Python hash table randomisation

This is an incomplete, abbreviated and under researched history of hash table randomisation in Python. It's intended to be accessible and high level. For technical details please use the references provided. Now, a good place to start is, what is a hash table and why would Python want to randomise it?

A hash table is the data structure used to implement Python dictionaries. A hash table can efficiently look up a value by mapping the key to a specific position. An important property of hash tables is how they handle collision resolution. The performance of a hash table is predicated on there being few collisions between multiple keys mapping to the same position. When there are a large number of collisions, performance can degrade dramatically.

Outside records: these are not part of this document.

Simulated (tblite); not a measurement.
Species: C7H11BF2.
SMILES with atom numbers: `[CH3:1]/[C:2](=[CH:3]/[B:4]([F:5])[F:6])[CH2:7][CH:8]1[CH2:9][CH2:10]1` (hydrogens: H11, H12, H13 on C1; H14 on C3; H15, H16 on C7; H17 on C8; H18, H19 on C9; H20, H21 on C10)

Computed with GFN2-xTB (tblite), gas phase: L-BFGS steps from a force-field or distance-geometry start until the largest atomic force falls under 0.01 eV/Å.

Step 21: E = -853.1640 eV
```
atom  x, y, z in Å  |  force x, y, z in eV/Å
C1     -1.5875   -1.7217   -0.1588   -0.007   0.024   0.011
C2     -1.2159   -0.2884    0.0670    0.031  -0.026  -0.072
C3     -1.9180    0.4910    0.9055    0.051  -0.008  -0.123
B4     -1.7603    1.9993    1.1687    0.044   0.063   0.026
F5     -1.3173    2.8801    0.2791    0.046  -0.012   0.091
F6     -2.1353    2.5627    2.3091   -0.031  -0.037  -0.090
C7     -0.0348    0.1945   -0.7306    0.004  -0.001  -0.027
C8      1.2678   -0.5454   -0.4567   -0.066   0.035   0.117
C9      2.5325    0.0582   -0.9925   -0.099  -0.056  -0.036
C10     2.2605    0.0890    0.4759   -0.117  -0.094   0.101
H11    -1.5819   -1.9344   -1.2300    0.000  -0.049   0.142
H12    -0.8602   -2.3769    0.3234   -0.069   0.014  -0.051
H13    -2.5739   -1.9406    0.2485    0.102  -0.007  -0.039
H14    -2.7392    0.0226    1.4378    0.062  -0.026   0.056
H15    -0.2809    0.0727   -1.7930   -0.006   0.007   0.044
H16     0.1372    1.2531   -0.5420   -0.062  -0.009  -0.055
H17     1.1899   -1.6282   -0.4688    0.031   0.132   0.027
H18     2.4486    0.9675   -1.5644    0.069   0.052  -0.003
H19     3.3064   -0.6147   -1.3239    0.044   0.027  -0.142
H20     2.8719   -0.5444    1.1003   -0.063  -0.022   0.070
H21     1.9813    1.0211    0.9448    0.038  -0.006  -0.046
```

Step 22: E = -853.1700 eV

It's this degradation in performance that was the basis of a 2011 presentation on efficient denial of service attacks. Denial of service, or DOS attacks, on hash tables weren't exactly new. But practical attacks on real world implementations were. Naturally, in addition to the security list, it was reported to python-dev and issue13703 was opened.

There are different solutions to this problem. Use a different collision resolution method is one. Provide an alternate data structure, such as a trie, is another. (Although I wouldn't use the one I wrote just yet) The generally accepted solution was to introduce some randomisation into the algorithm that maps keys to positions.

To achieve this randomisation, keys are passed through a hash function before placing or retrieving values. The hash function is seeded with a random value when Python starts. This makes it more difficult for an attacker to predict collisions. Hopefully so difficult as to render DOS attacks on the hash table impractical. Hash randomisation was enabled by default in Python 3.3.

Unfortunately the story doesn't end there. The algorithm used to randomise hash tables didn't quite work. Too few effective seeds ended up being used, making it possible to test for which seed was current. issue14621 was opened to report this and a presentation on revisiting hash-flooding dos attacks was given later that year. While this presentation focused on attacking the MumurHash and CityHash64 hash functions, proof of concept code was shown for attacking Python's new hash table randomisation.

In addition to demonstrating weaknesses in existing hash functions for hash table randomisation, the presenters announced new algorithm called SipHash. SipHash is a cryptographic hash function. Unlike the hash functions above, it should be practically impossible to determine the input from the output of a cryptographic hash function. This mitigates the types of attacks previously demonstrated.

Other issues with the Python implementation also exist. The algorithm performs poorly and the implementation is difficult to replace with an alternatives more appropriate for embedded systems. To discuss these issues and possible solutions, Christian Heimes drafted PEP456. Its currently working towards acceptance.

Early test results from Christian of using SipHash in Python show positive results for both x86 and x64. Hopefully PEP456 will achieve acceptance in time for Python 3.4's release in February next year. Then this story can come to an end.